As for Americans who’d escaped the clutches of their British overlords, they had little respect for these laws and stole all they could — much like China today.

In fact, American merchants and entrepreneurs openly advertised bounties for trade secrets and it’s been argued by historians that Samuel Slater provided America with technological breakthroughs that began the process of the United States becoming the world’s leading economic power.

I came across an old article detailing this. Excerpted below is the history of the “hero” Samuel Slater.

Entrepreneurs advertised openly for skilled British operatives who were willing to risk arrest and imprisonment for sneaking machine designs out of the country. Tench Coxe, Alexander Hamilton’s deputy at Treasury, created a system of bounties to entice sellers of trade secrets, and sent an agent to steal machine drawings, but he was arrested. While skilled operatives were happy to take U.S. bounties, few of them actually knew how to build the machines or how to run a cotton plant.

The breakthrough came in the person of Samuel Slater. As a young farm boy, he served as an indentured apprentice to Jedidiah Strutt, one of the early developers of industrial-scale powered cotton spinning. As Strutt came to appreciate Slater’s great talents, he employed him as an assistant in constructing and starting up new plants. (In his signed indenture, Slater promised to “faithfully … serve [Strutt’s] Secrets.”)

Worried about his future in England, Slater made the jump to the United States when he was 21, bringing an unusually deep background in mechanized spinning. Emigrating under an assumed name, he answered an ad from Moses Brown, a leading Providence merchant, who had been badly stung by ersatz British spinning machinery. Brown was sufficiently impressed by Slater to finance a factory partnership, and over the next 15 years, Slater, Brown, their partners, and the many people they trained created a powered thread-making empire that stretched throughout New England and down into the Middle Atlantic states. Former president Andrew Jackson called Slater “The Father of the American Industrial Revolution,” the Brits called him “Slater the Traitor.”

Today the shoe’s just on the other foot but the trends are no less powerful.

In 1995, China’s GDP made up less than 2% of the world economy. Nobody cared about a bunch of peasants scrummaging around looking like they’d stepped off the set of Schindler’s list.

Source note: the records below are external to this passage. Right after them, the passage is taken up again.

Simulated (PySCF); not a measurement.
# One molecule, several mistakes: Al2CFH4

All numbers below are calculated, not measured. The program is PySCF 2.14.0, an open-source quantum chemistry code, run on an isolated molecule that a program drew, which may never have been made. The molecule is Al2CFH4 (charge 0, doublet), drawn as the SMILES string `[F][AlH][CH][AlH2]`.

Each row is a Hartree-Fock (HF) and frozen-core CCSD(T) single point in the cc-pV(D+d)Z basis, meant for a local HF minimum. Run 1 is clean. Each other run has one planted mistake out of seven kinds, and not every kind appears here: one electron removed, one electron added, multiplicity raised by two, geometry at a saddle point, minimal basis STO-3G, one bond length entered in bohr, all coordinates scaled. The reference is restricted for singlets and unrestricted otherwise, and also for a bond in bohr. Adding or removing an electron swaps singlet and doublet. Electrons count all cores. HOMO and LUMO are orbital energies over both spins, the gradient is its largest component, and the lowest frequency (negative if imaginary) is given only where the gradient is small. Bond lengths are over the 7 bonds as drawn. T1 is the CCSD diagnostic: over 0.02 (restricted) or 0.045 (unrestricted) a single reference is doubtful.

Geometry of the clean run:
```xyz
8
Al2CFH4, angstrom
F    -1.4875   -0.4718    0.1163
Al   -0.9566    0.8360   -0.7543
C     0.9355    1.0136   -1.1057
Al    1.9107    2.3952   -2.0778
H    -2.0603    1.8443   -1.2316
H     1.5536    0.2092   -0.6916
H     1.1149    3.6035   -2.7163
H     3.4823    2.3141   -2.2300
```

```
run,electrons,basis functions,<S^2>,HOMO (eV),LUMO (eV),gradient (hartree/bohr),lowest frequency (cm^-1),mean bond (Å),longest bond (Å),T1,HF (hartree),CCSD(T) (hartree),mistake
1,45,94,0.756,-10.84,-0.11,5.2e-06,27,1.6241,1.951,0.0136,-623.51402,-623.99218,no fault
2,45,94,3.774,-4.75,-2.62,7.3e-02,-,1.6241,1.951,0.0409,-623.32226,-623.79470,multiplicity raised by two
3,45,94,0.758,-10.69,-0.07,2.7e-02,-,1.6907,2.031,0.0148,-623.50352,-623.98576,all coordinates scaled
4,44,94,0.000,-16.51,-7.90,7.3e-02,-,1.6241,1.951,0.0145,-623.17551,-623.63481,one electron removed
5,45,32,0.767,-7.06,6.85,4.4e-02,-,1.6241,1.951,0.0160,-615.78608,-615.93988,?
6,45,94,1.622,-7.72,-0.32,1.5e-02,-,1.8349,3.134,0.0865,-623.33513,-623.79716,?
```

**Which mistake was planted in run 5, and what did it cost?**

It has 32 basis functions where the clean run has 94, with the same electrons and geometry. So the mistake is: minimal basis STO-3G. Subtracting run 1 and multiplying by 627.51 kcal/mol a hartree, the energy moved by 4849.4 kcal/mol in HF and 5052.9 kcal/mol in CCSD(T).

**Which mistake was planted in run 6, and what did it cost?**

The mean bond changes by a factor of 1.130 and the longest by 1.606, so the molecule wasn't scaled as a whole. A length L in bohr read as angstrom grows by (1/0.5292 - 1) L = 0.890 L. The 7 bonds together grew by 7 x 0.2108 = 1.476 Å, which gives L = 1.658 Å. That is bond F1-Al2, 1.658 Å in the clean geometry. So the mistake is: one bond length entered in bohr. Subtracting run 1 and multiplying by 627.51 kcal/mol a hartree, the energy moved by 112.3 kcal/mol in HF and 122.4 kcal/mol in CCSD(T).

Today it’s bumping its giant head up against the 15% mark, and the country is printing more billionaires each month than any other on earth. In the next two decades their economy will be triple the size of the US.

Liberalisation of their economy, a massive devaluing of the RMB — there’ve been many reasons for it. But like Japan before them and the US before them, China is on this path. It’s a path towards empire-dom.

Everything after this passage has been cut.